Rating: ★★★ 1/2
Synopsis: The Stratford Zoo looks like a normal zoo . . . until the gates shut at night. That’s when the animals come out of their cages to stage elaborate performances of Shakespeare’s greatest works. They might not be the most accomplished thespians, but they’ve got what counts: heart. Also fangs, feathers, scales, and tails.
Ian Lendler’s hilarious tale of after-hours animal stagecraft is perfectly paired with the adorable, accessible artwork of Zack Giallongo (Broxo, Ewoks) in this side-splitting companion to their graphic novel The Stratford Zoo Midnight Revue Presents Macbeth
Huge thank you to First Second and Netgalley for this ARC!
As a former ESL teacher and tutor, there was nothing more difficult than teaching someone Shakespeare. Trying to give someone an overview or understanding of why a story is the way it is is always a challenge. Thankfully, what I love about The Stratford Zoo Midnight Revue Presents Romeo and Juliet is what it makes Shakespeare’s work accessible to young audiences, while removing the difficult language barrier some may find when reading his works.
The book is hilarious and really cheeky. If there’s one thing I can say I adored about it, it was having the little monkey’s commentary on every page — he is that kid who doesn’t like Shakespeare in the beginning and then by the end was completely hooked. The little monkey is a lot of us — Shakespeare is dull, old, boring! And yet there are ways to make it engaging and fun. I am always amazed with all the new kinds of ways that people go out of their way to make Shakespeare accessible, and this I think it’s truly one of the better ones — heck, I even loved the changes Lendler made to the ending, if only because when it comes to Romeo and Juliet — we were all thinking it (and no, I’m not spoiling the ending, it’s fabulous).

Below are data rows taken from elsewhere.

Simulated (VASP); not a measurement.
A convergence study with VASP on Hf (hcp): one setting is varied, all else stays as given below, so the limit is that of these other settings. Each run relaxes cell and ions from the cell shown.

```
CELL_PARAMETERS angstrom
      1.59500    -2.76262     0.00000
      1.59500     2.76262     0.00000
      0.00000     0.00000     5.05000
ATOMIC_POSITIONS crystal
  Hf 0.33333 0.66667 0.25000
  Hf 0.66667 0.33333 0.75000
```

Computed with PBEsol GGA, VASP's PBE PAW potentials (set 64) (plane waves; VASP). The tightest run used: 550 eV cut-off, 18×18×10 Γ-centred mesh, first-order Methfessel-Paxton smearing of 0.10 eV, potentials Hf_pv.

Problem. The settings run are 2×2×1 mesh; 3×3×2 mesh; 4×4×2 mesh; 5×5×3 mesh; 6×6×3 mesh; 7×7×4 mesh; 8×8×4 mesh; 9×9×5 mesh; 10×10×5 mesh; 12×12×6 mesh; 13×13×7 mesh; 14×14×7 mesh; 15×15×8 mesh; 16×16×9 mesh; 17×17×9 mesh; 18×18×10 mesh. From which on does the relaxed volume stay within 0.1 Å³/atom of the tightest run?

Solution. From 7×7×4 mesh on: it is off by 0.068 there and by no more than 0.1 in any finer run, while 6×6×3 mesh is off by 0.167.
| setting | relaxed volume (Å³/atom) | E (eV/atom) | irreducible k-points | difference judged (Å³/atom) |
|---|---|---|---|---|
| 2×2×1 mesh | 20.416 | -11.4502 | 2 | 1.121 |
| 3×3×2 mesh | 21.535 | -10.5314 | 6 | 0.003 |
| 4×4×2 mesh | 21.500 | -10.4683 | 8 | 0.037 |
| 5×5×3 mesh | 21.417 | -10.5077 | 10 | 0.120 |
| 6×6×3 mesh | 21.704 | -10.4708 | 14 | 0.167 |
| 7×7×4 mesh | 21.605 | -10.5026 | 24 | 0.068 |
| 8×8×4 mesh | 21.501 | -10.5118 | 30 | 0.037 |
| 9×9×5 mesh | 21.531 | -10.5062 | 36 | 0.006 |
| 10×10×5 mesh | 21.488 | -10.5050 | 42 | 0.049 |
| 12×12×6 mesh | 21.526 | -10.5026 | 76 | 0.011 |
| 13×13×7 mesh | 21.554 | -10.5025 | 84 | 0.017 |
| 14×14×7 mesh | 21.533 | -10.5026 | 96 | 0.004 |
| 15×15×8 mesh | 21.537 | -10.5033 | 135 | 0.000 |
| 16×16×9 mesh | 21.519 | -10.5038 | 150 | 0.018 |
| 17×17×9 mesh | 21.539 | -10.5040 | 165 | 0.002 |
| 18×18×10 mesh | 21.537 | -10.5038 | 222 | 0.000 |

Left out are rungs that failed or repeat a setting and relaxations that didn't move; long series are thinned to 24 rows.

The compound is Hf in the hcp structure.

Admittedly, Romeo & Juliet is not one of my favourite Shakespeare plays, but I appreciate a lot of what Ian Lendler does to make the story more interesting and lively. The animals in the Stratford Zoo are just so much fun to read about, and it definitely makes me want to check out the Macbeth one that was done last year. This book is great for any parent or child who may want a more accessible approach to Shakespeare. Just don’t take this book as accurate, it’s not, but oddly I like it better than the real story.